One thing that I don’t track, which is always surprising to me when I think about it, is anything to do with writing. This is surprising because, for me, writing is at the intersection of a many of my goals.
The usual thing to track with writing is probably daily word count. I know this works really well for lots of people. For me, I’ve found it counterproductive because tracking word count does not directly reward lots of the tacit, critical mental moves that I do in my writing.
Some people probably track “total-time-butt-in-chair” or “total-time-feet-in-front-of-standing-or-walking-desk.” Again, for me, I’ve found that this, by itself, doesn’t differentially reward and drive the kinds of inner behaviors that I actually use when I’m writing.

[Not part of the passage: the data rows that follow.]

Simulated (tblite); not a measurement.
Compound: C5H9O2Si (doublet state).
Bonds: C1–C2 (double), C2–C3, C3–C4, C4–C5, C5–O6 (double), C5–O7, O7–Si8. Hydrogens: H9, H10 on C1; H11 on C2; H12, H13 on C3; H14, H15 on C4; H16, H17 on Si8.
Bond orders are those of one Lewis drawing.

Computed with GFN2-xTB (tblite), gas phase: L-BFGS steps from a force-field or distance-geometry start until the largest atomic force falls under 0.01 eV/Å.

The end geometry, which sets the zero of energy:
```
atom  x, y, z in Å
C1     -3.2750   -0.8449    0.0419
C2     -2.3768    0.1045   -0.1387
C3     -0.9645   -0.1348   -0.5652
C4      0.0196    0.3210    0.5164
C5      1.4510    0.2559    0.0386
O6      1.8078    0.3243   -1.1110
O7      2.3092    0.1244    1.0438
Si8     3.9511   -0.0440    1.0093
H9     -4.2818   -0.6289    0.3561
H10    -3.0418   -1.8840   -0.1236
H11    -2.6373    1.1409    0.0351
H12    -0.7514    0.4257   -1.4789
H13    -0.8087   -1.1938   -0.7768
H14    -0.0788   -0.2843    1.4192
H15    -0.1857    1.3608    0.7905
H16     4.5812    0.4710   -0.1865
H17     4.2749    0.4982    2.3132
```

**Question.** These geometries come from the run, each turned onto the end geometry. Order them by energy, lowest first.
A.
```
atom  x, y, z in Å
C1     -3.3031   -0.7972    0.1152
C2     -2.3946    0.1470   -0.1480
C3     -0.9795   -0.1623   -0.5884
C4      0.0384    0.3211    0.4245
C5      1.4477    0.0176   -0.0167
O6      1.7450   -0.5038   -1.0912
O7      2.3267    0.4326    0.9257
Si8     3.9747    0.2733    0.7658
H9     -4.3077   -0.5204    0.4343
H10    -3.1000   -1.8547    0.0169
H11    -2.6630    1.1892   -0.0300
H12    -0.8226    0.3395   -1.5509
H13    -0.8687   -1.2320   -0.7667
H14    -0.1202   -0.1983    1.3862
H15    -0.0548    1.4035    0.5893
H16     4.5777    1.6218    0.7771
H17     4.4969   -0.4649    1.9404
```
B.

I know other people track finished pieces and roughly track progress towards those finished pieces. I can’t find the post, but I believe Malcolm Ocean publishes a post every ten-ish days, or something like that? And he increments a counter by less than one on each day he makes progress (115.1, 115.2, …). He only increments the integer place when he actually publishes (116). For me, I think this might require too much mental energy to honestly predict percent-progress-made each day, to assign a motivating increment.
Also, the inspired and bursty nature of my writing makes the Malcolm Ocean approach seem less useful for me personally. I would love, of course, to be able to make incremental progress on longer, more complex writing, while still achieving the depth and complexity in the final work that’s important to me. I think a more incremental approach would be more sustainable and would ideally improve my writing more steadily over time. But, when I’ve tried incremental progress in the past, the writing comes out flat.
Oh yeah, another thing I’ve thought about is using a diff tool that can count both insertions and deletions, which would sort of capture some aspects of revising. But again, I think it leaves out too much and possibly rewards too many of the wrong things (for me). I’d be worried of unconsciously starting to game it in unproductive ways or that it would be too cognitively exhausting to make sure it accurately reflected something motivating.
(For whatever reason, I’m more afraid of unconsciously gaming some combinations of a) tasks and b) types of tracking than others. Insertions/deletions happens to be one of them. But, like, for example, I’m personally not concerned about gaming the tracking of time spent meditating. Like, I think that’s harmless, for me, to track–and it’s probably harmless for most people, especially if taking mini-breaks.)
So just today, I got an idea for writing tracking that might work for me, for making steady, incremental progress on long, complex pieces while being less dependent on high energy, long blocks of time, and waves of inspiration.
As a first, I think I’m going to try simultaneously tracking at least two things at once in a single session, to sort of triangulate (ha):
- max words simultaneously considered and wrestled with during that particular session
There are times, when I’m thinking intensely and carefully, that don’t involve words yet, and I want to reward that. There are also times when I’m working with a large word count, revising, which is important but super-taxing for me, but again not producing lots of new words, and I want to reward that.
(One worry here is that I won’t be rewarded for the important skill of breaking apart a piece of writing into smaller chunks that can be managed individually. This can be a huge reduction in cognitive burden, though sometimes complex stuff can’t be effectively decomposed, which is why I sometimes feel pressured to simultaneously engage such high word counts in the first place. I’m sure I could get much better at this; but anyway.)
I’m not too concerned about producing and publishing per se; the hope/test is whether that will take care of itself under this tracking regime. Again, the goal is to track in such a way that incremental progress becomes rewarding and effective, over and above trying to catch waves of inspiration and hoping that I have the time and energy to catch those waves near the exact time that they happen.
Seriously asking: How do you track your writing? What tracking challenges are you currently facing?